Reprising bits of the monomanical drive he brought to his role in as the title character in that 1979 film, Robert Duvall plays Phil's father, Buck, with gleeful old-pro gusto and bluster. Imagine "Apocalypse Now's" Lieutenant Colonel Kilgore coaching a kiddie soccer team and you're pretty close.

Buck has just traded his own grandson, Sam (Dylan McLaughlin), from his first-place Gladiators to the last-place Tigers. Finding a spine on behalf of his kid that he didn't have for himself, Phil stands up to his dad and volunteers to coach Sam's new team.

Heads butt. Not just on the soccer field.

This is hardly an original premise. Think "The Bad News Bears" (which returns later this summer with Billy Bob Thornton"). Think, "The Longest Yard" (which returns later this month with Adam Sandler). Heck, think of all those movies made in the last 10 years — or maybe 10 months — that have pitted the rag-tag underdogs against the Big Winning Team.

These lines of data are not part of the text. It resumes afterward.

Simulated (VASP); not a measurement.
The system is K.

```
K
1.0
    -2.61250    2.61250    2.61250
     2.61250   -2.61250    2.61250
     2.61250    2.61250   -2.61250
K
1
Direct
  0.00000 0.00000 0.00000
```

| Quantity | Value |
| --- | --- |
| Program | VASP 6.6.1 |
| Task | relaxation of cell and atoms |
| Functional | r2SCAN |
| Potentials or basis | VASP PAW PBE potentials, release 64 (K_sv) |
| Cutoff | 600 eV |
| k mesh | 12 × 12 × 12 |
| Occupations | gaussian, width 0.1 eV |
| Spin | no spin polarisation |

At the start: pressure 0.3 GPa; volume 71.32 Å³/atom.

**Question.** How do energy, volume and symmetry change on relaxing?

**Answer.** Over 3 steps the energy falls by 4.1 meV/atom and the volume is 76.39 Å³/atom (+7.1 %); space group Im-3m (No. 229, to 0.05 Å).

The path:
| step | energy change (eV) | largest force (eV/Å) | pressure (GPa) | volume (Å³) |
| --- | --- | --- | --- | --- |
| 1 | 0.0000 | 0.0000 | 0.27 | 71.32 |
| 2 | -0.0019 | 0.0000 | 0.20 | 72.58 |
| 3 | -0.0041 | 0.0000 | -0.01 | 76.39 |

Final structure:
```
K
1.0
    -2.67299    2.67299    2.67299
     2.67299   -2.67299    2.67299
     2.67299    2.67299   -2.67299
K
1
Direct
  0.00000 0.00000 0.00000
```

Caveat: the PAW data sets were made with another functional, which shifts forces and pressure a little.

It doesn't matter. Ferrell generates oodles of good Will — er, will — whether he's discovering that one salient feature of coffee is that it's usually hot or screaming "Loser!!!" at an 11-year-old.

Duvall is always a draw, even when he's coasting a little, as he does here. The real surprise is a scene-stealing Mike Ditka (yes, that Mike Ditka) as himself. He's Buck's next-door neighbor and he will do anything to get the old man's goat. Including, agreeing to be Phil's assistant coach, thus giving Ferrell two authority figures to mess with. And mess he does, especially when, trying to assert his piecemeal authority, the star orders Ditka to get him some juice.

You don't turn Mike Ditka into a juice boy.